Easy and cheap milli-Ohm-meter

[Boncuk]

Hi,

I found that circuit in Elektor.

It is quite accurate if the voltage regulator's output is exactly 6V. Use 1% or 0.1% resistors to improve accuracy.

Board size is 2.1X0.95"

Boncuk

EDIT: Faulty circuit removed - corrected circuit added

 

[Grossel]

Diode D1 will make the circuit unusable. I guess D1 should be moved to the right side of resistors R1-R4 to protect from overvoltage.

Another thing is that this is nothing else than a smple voltage divider, so you still have to calculate resistor value by hand. Voltage out won't be linear.

From my point of view, this is just crap.

 

[Boncuk]

Diode D1 will make the circuit unusable. I guess D1 should be moved to the right side of resistors R1-R4 to protect from overvoltage.

Error corrected.

Another thing is that this is nothing else than a smple voltage divider, so you still have to calculate resistor value by hand. Voltage out won't be linear.

Nope! You don't have to calculate manually. With the 120Ω resistors 1mV across RL corresponds to 10mΩ, with 1.2KΩ resistors 1mV it corresponds to 100mΩ. Ohm's law is linear!

From my point of view, this is just crap.
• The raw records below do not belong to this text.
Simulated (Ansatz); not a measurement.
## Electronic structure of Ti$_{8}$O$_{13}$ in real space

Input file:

You can't expect a high end measuring device for a few Cents. I guess it's good enough to match emitter resistors.

If you first measure the voltage drop of the testing cable and thereafter the total voltage drop with a resistor just subtract the value of the cable from the result.

Boncuk

 

[Mikebits]

From my point of view, this is just crap.

No need to be insulting...

 

[Grossel]

No need to be insulting...

Right. Sorry for that, Boncuk. Must learn to not post when I'm in bad mood

What i SHOULD say is that a constant current source that have a diode as load would give a linear voltage out as measured resistor value changes.

It is almost true that a voltage divider is linear, but only in a very small section of possible output values it will be approximately linear. But, to get a true linear output, a true constant current source is a better choice.
A 7806 can easilly be used as current source. See page 9 **broken link removed**.

relevant search on net

 

[Boncuk]

Hi Grossel,

I didn't feel insulted at all. The ciruit is not my design (as already mentioned, Elektor - Klaus Berholdt).

As accuracy depends almost only on the precision of either voltage or current source (and of course accuracy of the resistors and last not resistance of the switch) it doesn't make a big difference in using current or voltage.

Boncuk

 

[mneary]

The topic title is clear. It is a milli-ohm meter.

It is almost true that a voltage divider is linear, but only in a very small section of possible output values it will be approximately linear.

When used to measure resistances up to 0.6 ohms, the "current source" provided by 600 ohms is still within 0.1% of linear.

When this circuit is used as intended, the diode will not be conducting.

 

[Boncuk]

When this circuit is used as intended, the diode will not be conducting.

It's only there to protect the DMM from overvoltage in case of failure.

 

[Vizier87]

what are the cases when you need to know ohms in the mili range? For now I could only think of transmission lines....

 

[Mikebits]

what are the cases when you need to know ohms in the mili range? For now I could only think of transmission lines....

Measuring current maybe?

 

[Boncuk]

another case might be when paralleling BISS (Breakthrough In Small Signal) transistors.

Check out the datasheet of the PBSS5630PA transistor (NXP).

Boncuk

 

[Vizier87]

Interesting.

Key features of low VCEsat (BISS) transistors are:
• Low collector-emitter saturation voltage and collector-emitter resistance
• Low power dissipation and consumption
• High collector current capability related to required board space
• High current gain at high collector currents

There's no wiki about it.

 

[Boncuk]

There's no wiki about it.

Study the data sheet as posted and compare.

Here it's again for your ease.

Boncuk